Sports News Archive
Galway hurling fans getting a raw deal
Date Published: 20-Apr-2010
THE Galway hurling team management and players have deliberately kept their power dry (well, apart from the manager’s RTE radio interview last Sunday) on the unfathomable decision by the GAA to fix the National League final for a 7pm start on Thurles on Sunday week. If the match was to go ahead in the North Pole, the squad and mentors would be there, but that’s not the point.

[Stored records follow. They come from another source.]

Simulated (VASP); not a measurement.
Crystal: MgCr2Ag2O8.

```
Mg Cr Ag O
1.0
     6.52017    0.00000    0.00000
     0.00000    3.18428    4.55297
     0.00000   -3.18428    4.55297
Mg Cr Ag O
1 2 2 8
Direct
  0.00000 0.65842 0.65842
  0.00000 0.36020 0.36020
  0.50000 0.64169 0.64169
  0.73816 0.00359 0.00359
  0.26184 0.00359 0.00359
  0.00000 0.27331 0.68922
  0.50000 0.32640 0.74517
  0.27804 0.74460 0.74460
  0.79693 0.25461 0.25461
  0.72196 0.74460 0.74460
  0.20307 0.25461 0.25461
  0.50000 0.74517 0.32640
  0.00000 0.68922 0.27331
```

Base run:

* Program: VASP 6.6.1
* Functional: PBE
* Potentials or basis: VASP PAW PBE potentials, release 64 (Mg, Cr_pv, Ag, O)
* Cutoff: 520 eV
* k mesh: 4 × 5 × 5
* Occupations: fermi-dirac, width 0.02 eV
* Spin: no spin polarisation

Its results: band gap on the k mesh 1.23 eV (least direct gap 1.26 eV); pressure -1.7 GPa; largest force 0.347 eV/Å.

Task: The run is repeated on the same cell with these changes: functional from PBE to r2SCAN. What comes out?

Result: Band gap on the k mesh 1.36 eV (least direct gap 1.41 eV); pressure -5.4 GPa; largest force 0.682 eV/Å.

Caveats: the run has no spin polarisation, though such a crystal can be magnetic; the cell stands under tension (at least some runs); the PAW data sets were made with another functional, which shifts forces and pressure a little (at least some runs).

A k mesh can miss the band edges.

Our silence on the matter should not be interpreted for one moment as justifying the GAA’s unexpected move which looks certain to backfire on the Association financially, but rather an inherent determination to keep our sights on the ball and not to lose to focus on the job in hand – winning the county’s ninth league title. Local Hurling Board administrators, Joe Byrne and John Fahey, have been fighting the cause at official level and the Galway camp fully supports their efforts.
As team manager, I have little enthusiasm for dragging the affair on, but the CCCC (the Central Competitions Control Committe) are scoring a spectacular own goal on this one. Hurling’s second most prestigious competition deserves a better finale that a 7pm start on a Sunday evening . . . and, the killing part of it all, is that the timing is all down to a rugby match.
The irony surely can’t be lost the Association’s grassroots who, on one hand, are seeing the famed Nemo Rangers GAA Club in Cork being hauled over the coals for daring to allow the Irish rugby team use their facilities and, on the other, witness the GAA not standing behind their own product due to the TV appeal of Munster’s Heineken Cup semi-final.
The whole thing beggars belief.The Galway Hurling Board put two worthy alternatives to Croke Park – an earlier starting time on the Sunday or moving the league finals to the Bank Holiday Monday, but neither proposal was seriously entertained. Have the GAA not learned from the fiasco of 2006 when the National Football League final between Kerry and Galway was also given an evening slot to avoid a clash with another big Heineken Cup match?
There was little more than 6,000 at the Gaelic Grounds as supporters voted with their feet. Now, the GAA are risking the same scenario again. Sure, there is widespread interest in Munster’s fortunes against Biarritz, but what message is officialdom sending out by moving such a big hurling fixture over fears about the impact it would have on the attendance in Thurles if the two games clashed? I’d bet my bottom dollar that there would be a far bigger crowd in Semple Stadium if the final started at 1.30pm or 3.30pm than 7pm. Instead, the GAA have run scared and made a panic move.
Certainly, with former Cork All-Ireland minor winning captain Tomas O’Leary at the base of the Munster scrum and several other Cork men on the team, there is some justification for fearing that the Rebel supporters mightn’t turn out in their usual numbers in Thurles, but that is not the GAA’s problem. The Association is there to market hurling and Gaelic football regardless of what other sports are doing. Of course, it isn’t surprising in the circumstances that the Cork County Board have no problem with the late evening throw in.
The bottom line is that the Galway management and players are united in their appreciation of the men, women and children who follow the team and we feel many of them are being disenfranchised by the timing of the final. Getting back to their homes around midnight with young boys and girls in tow – much later in the case of the many people from Connemara who follow the maroon and white – is an unacceptable (and avoidable) situation.
Though we would fully understand if a large proportion of the Galway supporters give the league final the cold shoulder now, we are still hoping that the fans will show solidarity with the team in Thurles. The county has a group of humble young men who are proud to wear the maroon jersey and are sparing no effort in advancing their quest for titles, but they need supporter back up on Sunday week.
One final thought. Supposing Connacht’s Amlin Cup semi-final against Toulon had been fixed for the same day as the league final would the GAA have been so quick to change the timing of the Cork-Galway match? They wouldn’t have even considered it. In any event, fair play to Gerry Kelly and the Connacht Branch for staging their match on Friday week as they clearly appreciate that a lot of GAA people follow Connacht and vice versa.